April 11, 2026

Building Real-Time Chat with Go WebSockets

How I shipped a production-grade WebSocket chat service—Hub pattern, presence tracking, and memory-safe design—on Day 26 of my 100-day coding streak.

Quick navigation


Why Real-Time Is Different

Most HTTP handlers are stateless. A request arrives, you read from a database, you write a response, you forget the caller exists. That simplicity is a gift—it's why horizontal scaling is easy.

WebSockets throw that away on purpose. A connection is a long-lived, stateful object that can receive messages at any moment. The server has to remember every open connection, know which room it belongs to, and be able to push data to it without the client asking.

That change in model is small on paper and enormous in practice. Before writing a single line of this service, I had to decide: who owns the connections?


The Hub Pattern

The answer is a Hub—a single goroutine-safe registry that every connection reports to.

type Hub struct {
    mu         sync.RWMutex
    clients    map[*Client]bool
    rooms      map[string]map[*Client]bool
    messages   map[string][]Message
    register   chan *Client
    unregister chan *Client
    broadcast  chan broadcastRequest
    stopChan   chan struct{}
}

Three channels do all the work:

ChannelDirectionPurpose
registerclient → hubAdd a new connection
unregisterclient → hubRemove a closing connection
broadcastclient → hubDeliver a message to a room

A single run() goroutine reads from all three. Because only one goroutine mutates the maps, there are no data races on the hot path. The sync.RWMutex is only needed for the handful of read-only query methods (GetActiveUsers, GetHistory) that run from HTTP handlers concurrently.

One subtlety caught me early: sendOnlineNotification calls Broadcast, which sends to the broadcast channel. If that channel is unbuffered and run() is busy, you deadlock—run() is waiting to receive but can't because it's the only reader and it's blocked on sending. The fix is a buffer:

broadcast: make(chan broadcastRequest, 256),

Small detail, nasty bug to debug at midnight.


Presence Tracking

"Who's online?" sounds like a simple question. The naïve answer—iterate every connected client and count—is O(n) on every HTTP request to /stats. Fine at ten users, painful at ten thousand.
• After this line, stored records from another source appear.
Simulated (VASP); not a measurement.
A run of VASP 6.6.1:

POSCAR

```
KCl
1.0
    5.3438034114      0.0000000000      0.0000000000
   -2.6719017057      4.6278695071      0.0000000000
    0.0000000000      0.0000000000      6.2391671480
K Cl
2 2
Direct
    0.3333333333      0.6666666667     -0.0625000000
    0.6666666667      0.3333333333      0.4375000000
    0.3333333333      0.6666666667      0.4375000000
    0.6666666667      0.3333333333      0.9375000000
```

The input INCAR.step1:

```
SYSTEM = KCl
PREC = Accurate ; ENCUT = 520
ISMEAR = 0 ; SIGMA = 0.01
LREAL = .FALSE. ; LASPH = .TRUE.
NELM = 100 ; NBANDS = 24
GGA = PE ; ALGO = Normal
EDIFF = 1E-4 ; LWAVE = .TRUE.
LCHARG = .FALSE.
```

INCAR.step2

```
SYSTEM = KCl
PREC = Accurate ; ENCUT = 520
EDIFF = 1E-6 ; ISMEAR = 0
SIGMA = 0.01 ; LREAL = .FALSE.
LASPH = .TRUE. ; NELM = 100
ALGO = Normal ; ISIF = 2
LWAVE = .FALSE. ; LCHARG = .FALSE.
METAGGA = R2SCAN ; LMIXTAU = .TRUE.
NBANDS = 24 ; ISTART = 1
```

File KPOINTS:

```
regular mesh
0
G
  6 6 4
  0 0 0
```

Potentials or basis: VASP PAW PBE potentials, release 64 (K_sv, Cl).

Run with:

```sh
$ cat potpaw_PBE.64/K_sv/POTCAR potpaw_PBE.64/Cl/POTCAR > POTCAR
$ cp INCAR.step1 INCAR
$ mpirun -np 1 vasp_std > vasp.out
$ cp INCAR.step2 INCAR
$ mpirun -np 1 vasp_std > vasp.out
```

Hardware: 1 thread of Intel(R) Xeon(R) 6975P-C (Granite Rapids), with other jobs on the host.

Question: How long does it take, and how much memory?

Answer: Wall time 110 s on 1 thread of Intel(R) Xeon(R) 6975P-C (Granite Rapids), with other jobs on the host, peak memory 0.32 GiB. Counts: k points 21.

The Hub's rooms map gives O(1) answers for free:

func (h *Hub) GetActiveUsersCount(roomID string) int {
    h.mu.RLock()
    defer h.mu.RUnlock()
    if clients, ok := h.rooms[roomID]; ok {
        return len(clients)
    }
    return 0
}

The count is a side-effect of the structure, not a separate counter that has to be kept in sync. When a client joins, it's added to rooms[roomID]. When it leaves, it's removed. len() is always correct.

The full presence shape includes enough for a UI to render a "who's here" list without extra queries:

type UserPresence struct {
    UserID   string    `json:"user_id"`
    Username string    `json:"username"`
    Rooms    []string  `json:"rooms"`
    LastSeen time.Time `json:"last_seen"`
    IsOnline bool      `json:"is_online"`
}

Memory Safety in Practice

A chat service with no cleanup is a memory leak. Rooms accumulate history indefinitely; abandoned rooms never disappear. Two goroutines handle this.

Room cleanup runs every five minutes and deletes history older than 24 hours:

func (h *Hub) cleanupExpiredRooms() {
    ticker := time.NewTicker(5 * time.Minute)
    defer ticker.Stop()
    for {
        select {
        case <-ticker.C:
            h.mu.Lock()
            now := time.Now()
            for roomID, messages := range h.messages {
                if len(messages) == 0 ||
                   now.Sub(messages[0].CreatedAt) > 24*time.Hour {
                    delete(h.messages, roomID)
                }
            }
            h.mu.Unlock()
        case <-h.stopChan:
            return
        }
    }
}

History is bounded at read time, not write time. The slice grows freely, but GetHistory returns at most limit entries from the tail. This means you pay for storage up to 24 hours but never return more than the caller asked for.

Slow clients are handled inline during broadcast:

select {
case client.Send <- payload:
default:
    close(client.Send)
}

If the send buffer is full—a client that's connected but not reading—we close its channel. The WritePump goroutine detects this and terminates the connection. No goroutine leak, no blocking the broadcast loop.


Heartbeats and Stale Connections

TCP connections can disappear silently. A phone loses wifi; a corporate firewall kills idle sockets; a process crashes. The server holds a *Client pointing at a conn that will never respond, and it doesn't know yet.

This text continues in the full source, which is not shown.